This model uses iterative reweighting of samples to make a regression or
classification estimator robust.
The principle of the algorithm is to use an empirical risk minimization
principle where the risk is estimated using a robust estimator (for example
Huber estimator or median-of-means estimator)[1], [3]. The idea behind this
algorithm was mentioned before in [2].
This idea translates in an iterative algorithm where the sample_weight
are changed at each iterations and are dependent of the sample. Informally
the outliers should have small weight while the inliers should have big
weight, where outliers are sample with a big loss function.
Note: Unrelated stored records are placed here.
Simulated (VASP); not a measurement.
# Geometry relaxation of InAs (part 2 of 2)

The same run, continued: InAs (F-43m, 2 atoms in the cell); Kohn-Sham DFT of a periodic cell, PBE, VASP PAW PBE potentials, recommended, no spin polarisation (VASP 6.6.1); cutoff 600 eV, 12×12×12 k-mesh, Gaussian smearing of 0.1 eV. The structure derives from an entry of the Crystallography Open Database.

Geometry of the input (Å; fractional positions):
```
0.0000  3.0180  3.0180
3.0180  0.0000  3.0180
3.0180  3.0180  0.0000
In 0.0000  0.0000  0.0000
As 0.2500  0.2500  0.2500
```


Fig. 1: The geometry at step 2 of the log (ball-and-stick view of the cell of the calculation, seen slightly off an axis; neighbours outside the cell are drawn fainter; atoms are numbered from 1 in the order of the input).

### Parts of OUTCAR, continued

This algorithm enjoy a non-zero breakdown-point (it can handle arbitrarily
bad outliers). When the "mom" weighting scheme is used, k outliers can be
tolerated. When the "Huber" weighting scheme is used, asymptotically the
number of outliers has to be less than half the sample size.
Read more in the :ref:`User Guide <robust>`.
Parameters
----------
weighting : string, default="huber"
Weighting scheme used to make the estimator robust.
Can be 'huber' for huber-type weights or 'mom' for median-of-means
type weights.
max_iter : int, default=100
Maximum number of iterations.
For more information, see the optimization scheme of base_estimator.
c : float>0 or None, default=None
Parameter used for Huber weighting procedure, used only if weightings
is 'huber'. Measure the robustness of the weighting procedure. A small
value of c means a more robust estimator.
Can have a big effect on efficiency.
If None, c is estimated at each step using half the Inter-quartile
range, this tends to be conservative (robust).
k : int < sample_size/2, default=1
Parameter used for mom weighting procedure, used only if weightings
is 'mom'. 2k+1 is the number of blocks used for median-of-means
estimation, higher value of k means a more robust estimator.
Can have a big effect on efficiency.
If None, k is estimated using the number of points distant from the
median of means of more than 2 times a robust estimate of the scale
(using the inter-quartile range), this tends to be conservative
(robust).
loss : string, None or callable, default="log"
Classification losses supported : 'log', 'hinge', 'modified_huber'.
If 'log', then the base_estimator must support predict_proba.
sgd_args : dict, default={}
arguments of the SGDClassifier base estimator.
multi_class : string, default="ovr"
multi-class scheme. Can be either "ovo" for OneVsOneClassifier or "ovr"
for OneVsRestClassifier or "binary" for binary classification.
n_jobs : int, default=1
number of jobs used in the multi-class meta-algorithm computation.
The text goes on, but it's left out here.